Reproducible Research: Course Project 2

C. Saquel
8 November 2018

Sinopsys

Storms and other severe weather events can cause public health and economic problems for communities and municipalities. Many serious events can cause deaths, injuries and property damage, and the prevention of such results as much as possible is a key concern.

This project involves exploring the storm database of the National Oceanic and Atmospheric Administration of the United States (NOAA). This database tracks the characteristics of major storms and weather events in the United States, including when and where they occur, as well as estimates of deaths, injuries and property damage.

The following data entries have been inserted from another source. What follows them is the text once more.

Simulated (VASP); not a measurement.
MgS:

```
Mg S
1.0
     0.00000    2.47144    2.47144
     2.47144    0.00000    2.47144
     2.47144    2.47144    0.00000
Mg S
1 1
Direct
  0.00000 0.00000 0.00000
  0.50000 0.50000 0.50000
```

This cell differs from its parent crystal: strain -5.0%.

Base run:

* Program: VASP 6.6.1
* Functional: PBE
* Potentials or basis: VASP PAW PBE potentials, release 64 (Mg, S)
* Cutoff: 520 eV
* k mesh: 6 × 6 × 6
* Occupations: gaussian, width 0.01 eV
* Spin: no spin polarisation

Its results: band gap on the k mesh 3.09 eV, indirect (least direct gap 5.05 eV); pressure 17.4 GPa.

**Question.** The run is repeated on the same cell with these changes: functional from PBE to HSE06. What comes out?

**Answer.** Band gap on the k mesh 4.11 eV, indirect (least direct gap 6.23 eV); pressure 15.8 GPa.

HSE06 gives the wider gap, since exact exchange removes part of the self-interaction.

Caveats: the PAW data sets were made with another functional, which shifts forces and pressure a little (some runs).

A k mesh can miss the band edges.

The following are the most significant events with respect to the damage to the health of the population and the greatest economic consequences.

Data Processing

The data corresponds to a database that contains climatic events that occurred in the United States between 1950 and the year 2011. You can download the file from the website:

Storm Data

There is also some documentation of the database available. Here you will find how some of the variables are constructed/defined.:

url <- "https://d396qusza40orc.cloudfront.net/repdata%2Fdata%2FStormData.csv.bz2"
folder <- "C:/Users/HP/Documents/Data Science/Reproducible Research/Week 4/Project"
setwd(folder)
download.file(url, "StormData.csv.bz2")
StormData <- read.csv("StormData.csv.bz2")

Once the data has been downloaded, we can see the variables it contains:

names(StormData)

##  [1] "STATE__"    "BGN_DATE"   "BGN_TIME"   "TIME_ZONE"  "COUNTY"    
##  [6] "COUNTYNAME" "STATE"      "EVTYPE"     "BGN_RANGE"  "BGN_AZI"   
## [11] "BGN_LOCATI" "END_DATE"   "END_TIME"   "COUNTY_END" "COUNTYENDN"
## [16] "END_RANGE"  "END_AZI"    "END_LOCATI" "LENGTH"     "WIDTH"     
## [21] "F"          "MAG"        "FATALITIES" "INJURIES"   "PROPDMG"   
## [26] "PROPDMGEXP" "CROPDMG"    "CROPDMGEXP" "WFO"        "STATEOFFIC"
## [31] "ZONENAMES"  "LATITUDE"   "LONGITUDE"  "LATITUDE_E" "LONGITUDE_"
## [36] "REMARKS"    "REFNUM"

From these data we will select the ones that interest us:

EVTYPE
FATALITIES
INJURIES
PROPDMG
PROPDMGEXP
CROPDMG
CROPDMGEXP

Then we select the data associated with the damage to the health of the population and the greatest economic consequences, in the variables DataMostHarmful and DataEconConseq respectively. In addition we make lowercase the names of the variables.

library(dplyr)
namesSD <- names(StormData)
DataMostHarmful <- select(StormData,namesSD[c(8,23:24)])
names(DataMostHarmful) <- tolower(names(DataMostHarmful))
DataEconConseq <- select(StormData,namesSD[c(8,25:28)])
names(DataEconConseq) <- tolower(names(DataEconConseq))

Then the data of fatalities and injuries are grouped and ordered according to the type of event (evtype).

MostHarmful <- summarise(group_by(DataMostHarmful, evtype), fatalities = sum(fatalities, na.rm = TRUE), injuries = sum(injuries, na.rm = TRUE))
MostHarmfulFat <- arrange(MostHarmful,desc(fatalities))
MostHarmfulInj <- arrange(MostHarmful,desc(injuries))

For economic damage a similar action is taken, the data of property damage (propdmg) and damage to crops (cropdmg) are grouped and ordered according to the type of event (evtype). In this case, you must first adjust the variables according to the orders of magnitude described in the variables ** propdmgexp ** and ** cropdmgexp **.

levels(DataEconConseq$propdmgexp)

##  [1] ""  "-" "?" "+" "0" "1" "2" "3" "4" "5" "6" "7" "8" "B" "h" "H" "K"
## [18] "m" "M"

levels(DataEconConseq$cropdmgexp)

## [1] ""  "?" "0" "2" "B" "k" "K" "m" "M"

The alphabetic characters used to signify magnitude include “K” for thousands, “M” for millions and “B” for billions. For the rest of the symbols, the values indicated on the website How to handle the exponent value of PROPDMGEXP and CROPDMGEXP are considered, delivers values for multipliers not mentioned in the official information.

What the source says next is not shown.